Operational Risk

Operational risk is the risk of loss resulting from flaws in the type and scale of the Group’s operations, internal processes and procedures for carrying out banking operations and other transactions, the violation thereof by staff or other individuals (due to unintentional or intentional acts or omissions), the inadequacy or lack of functionality of IT and other systems and/or the failure (breakdown) thereof, as well as damaging external events. Operational risk includes legal risks but does not include strategic or reputational risks.

VTB Bank’s operational risk management system is designed to minimise incidents of operational risk, including reducing the likelihood of business process failures, the inability to provide high-quality services to the Bank’s clients caused by staff errors, system breakdowns, internal or external fraud, breaches of client obligations or violations of contractual obligations, and incurring possible losses from taking on such risk.

In managing operational risk, the Bank adheres to the Bank of Russia’s regulations, as well as the recommendations of the Basel Committee on Banking Supervision. To implement its operational risk strategy, VTB carries out regular procedures to identify, assess, monitor, control and minimise operational risk. All significant deficiencies from a risk perspective that are identified within the internal control system are subjected to detailed analysis. Based on this analysis, mitigation measures are taken in order to eliminate the causes and sources of the risk.

To manage operational risk, the Bank has implemented the following unified mechanisms to identify, assess and monitor the level of operational risk: a centralised process to collect information on incidents of operational risk and related consequences; control over the level of key indicators related to operational risk, and procedures to minimise operational risk. The application of the above-mentioned mechanisms makes it possible to carry out a quantitative assessment of operational risk indicators in relation to the Bank’s products, processes and systems, including in the context of individual risk categories and the Bank's activities, the identification of sources of risk, the development and adoption of mitigating measures and the generation of management reports.
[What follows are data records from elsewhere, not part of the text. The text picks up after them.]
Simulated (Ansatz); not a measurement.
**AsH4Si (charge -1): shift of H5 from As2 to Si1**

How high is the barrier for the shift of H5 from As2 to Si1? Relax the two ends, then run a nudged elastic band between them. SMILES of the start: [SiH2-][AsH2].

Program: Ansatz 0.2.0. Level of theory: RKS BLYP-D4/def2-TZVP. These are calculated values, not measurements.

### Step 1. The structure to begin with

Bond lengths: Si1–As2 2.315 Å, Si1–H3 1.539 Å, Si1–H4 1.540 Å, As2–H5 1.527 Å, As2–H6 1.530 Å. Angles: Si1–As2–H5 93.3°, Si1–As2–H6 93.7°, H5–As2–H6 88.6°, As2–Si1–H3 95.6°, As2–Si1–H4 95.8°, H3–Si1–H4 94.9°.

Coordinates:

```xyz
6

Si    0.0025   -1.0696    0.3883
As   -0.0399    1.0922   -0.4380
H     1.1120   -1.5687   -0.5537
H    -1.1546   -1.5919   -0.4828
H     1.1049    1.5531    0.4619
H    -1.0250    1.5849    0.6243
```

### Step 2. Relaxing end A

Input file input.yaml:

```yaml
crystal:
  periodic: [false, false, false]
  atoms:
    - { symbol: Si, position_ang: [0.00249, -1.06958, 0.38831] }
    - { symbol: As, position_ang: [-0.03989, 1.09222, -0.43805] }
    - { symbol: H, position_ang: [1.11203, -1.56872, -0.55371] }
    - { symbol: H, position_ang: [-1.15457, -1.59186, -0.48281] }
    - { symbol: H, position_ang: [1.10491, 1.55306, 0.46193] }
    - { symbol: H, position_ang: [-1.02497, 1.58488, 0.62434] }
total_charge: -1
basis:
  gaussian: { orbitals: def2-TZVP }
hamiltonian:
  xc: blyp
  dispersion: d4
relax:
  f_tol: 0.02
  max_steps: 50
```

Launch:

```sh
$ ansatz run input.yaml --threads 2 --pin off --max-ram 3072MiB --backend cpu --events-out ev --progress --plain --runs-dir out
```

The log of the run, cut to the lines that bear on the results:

The Bank uses the following methods to respond to operational risks:

  • Minimising risk: developing and implementing the necessary corrective measures to reduce identified risks;
  • Taking risk: questions related to whether or not to take a certain risk are subject to approval by the authorised bodies/individuals within the Bank in the event that measures aimed at minimising the risk are not economically feasible;
  • Avoiding risk: refusal to carry out a business operation subject to an identified risk if the potential losses as a result of the risk would be critical for the Bank and/or if carrying out the operation in question could jeopardise the economic feasibility of the activity associated with the risk, and if measures aimed at minimising the risk are not economically feasible;
  • Transferring risk (risk insurance): risk insurance involves those operational risks that the Bank is unable to manage and that exceed the Bank’s direct control (including the risk of the loss of collateral pledged to the Bank to secure credit, the risks associated with the transportation and storage of valuables and cash, property risks, etc.).

The Bank uses the following key methods to reduce and limit its operational risk:

  • Maintaining an integrated system of ongoing and follow-up internal controls that cover all of the Bank’s divisions and operations;
  • Regulating all key operations using internal standards and codes of practice;
  • Registering and documenting banking operations and transactions, and maintaining consistent control over primary documents and operating accounts;
  • Applying the principles of dividing and limiting employees’ functions, authority and responsibilities; implementing dual controls; collective decision-making; setting limits on the terms and scale of operations;
  • Automating banking operations using high-performance IT systems that are constantly monitored and repaired promptly in case of breakdown;
  • Operating a well-managed HR policy, good staff training and education;
  • Taking preventive steps to ensure the continuity and recovery of activities related to banking operations and transactions by setting up alternative communications channels; geographically distributed server rooms; independent sources of power, heat and water supply; and by taking fire protection measures.

The insurance programmes covering risks related to the Bank’s professional activities in 2018 were provided by insurance against crime under the Financial Institution’s Blanket Bond scheme (including electronic and computer crimes), liability insurance for directors and officers of the Group’s companies, insurance for funds and valuables while in storage and during transit, ATM insurance, etc. VTB Bank also insures against risks related to business activities (including buildings, equipment and vehicles).

In 2018, the Group took the following steps to develop its system for managing operational risk:

  • Development and implementation of mechanisms to monitor the level of operational risk at the level of the Bank and the Group’s companies as part of the management of risk appetite;
  • Unification of methodological approaches to operational risk management at the Group level, including risk management of fraud and IT risks;
  • Development of the methodology for a unified system of tools to be used for operational risk management at the VTB Group level (collection of data on the occurrence of operational risks and related consequences, self-assessment, key risk indicators, corrective action plans to reduce risks and the consequences thereof, scenario analysis);
  • Improving regular reporting on the Group’s operational risks.

Operational risk did not have a significant impact on the Bank’s performance in 2018.